Question

The vertices of a triangle are $\left( pq,1/\left( pq \right) \right),\left( qr,1/\left( qr \right) \right)$ and $\left( rq,1/\left( rq \right) \right)$, where $p,q$ and $r$ are the roots of the equation ${{y}^{3}}-3{{y}^{2}}+6y+1=0$. The coordinates of its centroid are
$A.\text{ }\left( 1,2 \right)$
$B.\text{ }\left( 2,-1 \right)$
$C.\text{ }\left( 1,-1 \right)$
$D.\text{ }\left( 2,3 \right)$

Answer 1

Hint: In this question we have been given with the three vertices of a triangle which constitute $p,q,r$ which are the roots of the equation ${{y}^{3}}-3{{y}^{2}}+6y+1=0$. Given this information, we have to find the coordinates of the centroid of the triangle. We will use the formula $C\equiv \left( \dfrac{{{a}_{1}}+{{a}_{2}}+{{a}_{3}}}{3},\dfrac{{{b}_{1}}+{{b}_{2}}+{{b}_{3}}}{3} \right)$
Where $\left( {{a}_{1}},{{b}_{1}} \right),\left( {{a}_{2}},{{b}_{2}} \right)$ and $\left( {{a}_{3}},{{b}_{3}} \right)$ are the vertices of the triangle. We will also use the properties of roots of a polynomial and find the coordinates of the centroid.
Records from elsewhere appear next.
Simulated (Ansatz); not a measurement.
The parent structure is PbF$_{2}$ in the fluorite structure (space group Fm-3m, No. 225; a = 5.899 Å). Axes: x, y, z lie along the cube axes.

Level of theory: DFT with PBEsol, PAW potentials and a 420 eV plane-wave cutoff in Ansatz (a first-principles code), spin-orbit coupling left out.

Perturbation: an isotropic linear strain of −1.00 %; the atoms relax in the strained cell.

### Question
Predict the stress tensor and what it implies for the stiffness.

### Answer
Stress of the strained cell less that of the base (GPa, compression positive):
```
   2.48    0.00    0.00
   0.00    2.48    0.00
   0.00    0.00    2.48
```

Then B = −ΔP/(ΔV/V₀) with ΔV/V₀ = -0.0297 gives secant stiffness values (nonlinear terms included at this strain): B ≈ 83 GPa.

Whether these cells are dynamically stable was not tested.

Complete step by step answer:
We have the vertices of the triangle given to us as:
$\Rightarrow \left( pq,1/\left( pq \right) \right),\left( qr,1/\left( qr \right) \right)$ and $\left( rq,1/\left( rq \right) \right)$
On putting the values of the vertices in the centroid formula, we get:
$C\equiv \left( \dfrac{pq+qr+rp}{3},\dfrac{\dfrac{1}{pq}+\dfrac{1}{qr}+\dfrac{1}{rp}}{3} \right)$
On taking the lowest common multiple in the second coordinate, we get:
$C\equiv \left( \dfrac{pq+qr+rp}{3},\dfrac{\dfrac{p+q+r}{pqr}}{3} \right)$
On rearranging the terms, we get:
$\Rightarrow C\equiv \left( \dfrac{pq+qr+rp}{3},\dfrac{p+q+r}{3\left( pqr \right)} \right)\to \left( 1 \right)$
Now we know that $p,q,r$ are the roots of the equation ${{y}^{3}}-3{{y}^{2}}+6y+1=0$. Therefore, we know the relationship of the roots with the coefficient of the polynomial as:
$\Rightarrow p+q+r=3$
$\Rightarrow pq+qr+rp=6$
$\Rightarrow pqr=-1$
Now on substituting the values in equation $\left( 1 \right)$, we get:
$\Rightarrow C\equiv \left( \dfrac{6}{3},\dfrac{3}{3\left( -1 \right)} \right)$
On simplifying the terms, we get:
$\Rightarrow C\equiv \left( 2,-1 \right)$, which is the required coordinate.

So, the correct answer is “Option B”.

Note: the relationship between the roots of a cubic equation $p{{x}^{3}}+q{{x}^{2}}+rx+s=0$, where $p\ne 0$, and the roots are $\alpha ,\beta $ and $\gamma $, then we have the relation as $\alpha +\beta +\gamma =-\dfrac{q}{p}$, $\alpha \beta +\beta \gamma +\gamma \alpha =\dfrac{r}{p}$ and $\alpha \beta \gamma =-\dfrac{s}{p}$. The centroid of a triangle is the central point of the triangle.